Do students benefit more from a high IQ or from high levels of intrinsic motivation?
Over at Quartz, Rebecca Haggerty argues for the importance of motivation. To make this argument, she draws on the research of Adele and Allen Gottfried. By gathering data on a group of children for decades, they conclude:
Kids who scored higher on measures of academic intrinsic motivation at a young age—meaning that they enjoyed learning for its own sake—performed better in school, took more challenging courses, and earned more advanced degrees than their peers. They were more likely to be leaders and more self-confident about schoolwork. Teachers saw them as learning more and working harder. As young adults, they continued to seek out challenges and leadership opportunities.
Even more than a high IQ, intrinsic motivation points students toward a fulfilling life.
Parenting to Promote Motivation
According to the Gottfrieds, how can parents encourage this trait?
Unsurprisingly, parental behavior can influence child development. Inquisitive parents foster inquisitiveness. Parents who read to their children promote a love of reading.
No matter how many parenting books say it’s okay, paying children for grades squashes a love of learning for its own sake.
In any case, the examples we set early on endure. In one of the Gottfrieds’ findings, children encouraged to be curious when they were eight took more science classes years later in high school. That’s parenting for the long haul.
(For some thoughts on teaching strategies to promote intrinsic motivation, click here.)
Motivation vs. IQ: A Caveat and Two Puzzles
Whenever thinking about the “motivation vs. IQ” question, we should pause to remember its complexity. It might be tempting to discount IQ completely. And yet, we know that something like intelligence exists, and that it’s good to have.
Richard Nisbett explores these questions here.
Two points in Haggerty’s article strike me as puzzling.
First, the Gottfrieds speak of children being “motivationally gifted.” However, we know from Dweck’s research that such praise demotivates students.
We should stop praising children for who they are (“gifted, talented, a natural”) and focus on praising them for what they do (“detailed and imaginative work”).
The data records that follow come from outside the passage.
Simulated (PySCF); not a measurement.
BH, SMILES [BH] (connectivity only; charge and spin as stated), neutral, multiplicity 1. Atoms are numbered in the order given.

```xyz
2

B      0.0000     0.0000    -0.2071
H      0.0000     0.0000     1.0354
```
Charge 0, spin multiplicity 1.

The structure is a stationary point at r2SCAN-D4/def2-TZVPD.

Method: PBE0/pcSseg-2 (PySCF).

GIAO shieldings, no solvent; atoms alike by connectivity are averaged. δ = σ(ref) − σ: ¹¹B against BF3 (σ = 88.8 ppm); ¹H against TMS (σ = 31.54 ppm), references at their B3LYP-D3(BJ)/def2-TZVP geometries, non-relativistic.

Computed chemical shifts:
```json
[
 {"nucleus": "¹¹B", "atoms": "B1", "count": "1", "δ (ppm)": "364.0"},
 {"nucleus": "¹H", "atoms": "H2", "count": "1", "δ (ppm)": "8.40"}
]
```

Second, a detail. Haggerty writes that 19% of the Gottfrieds’ subjects have an IQ of higher than 130. That’s an astonishingly high number.
In a typical population, just over 2% of people have an IQ in that range.
In raw numbers: 25 of their subjects have “genius-level” IQ, and we would expect than number to be about 3.
If Haggerty got that number right, then we should be hesitant to extrapolate to the general population from this remarkable sample.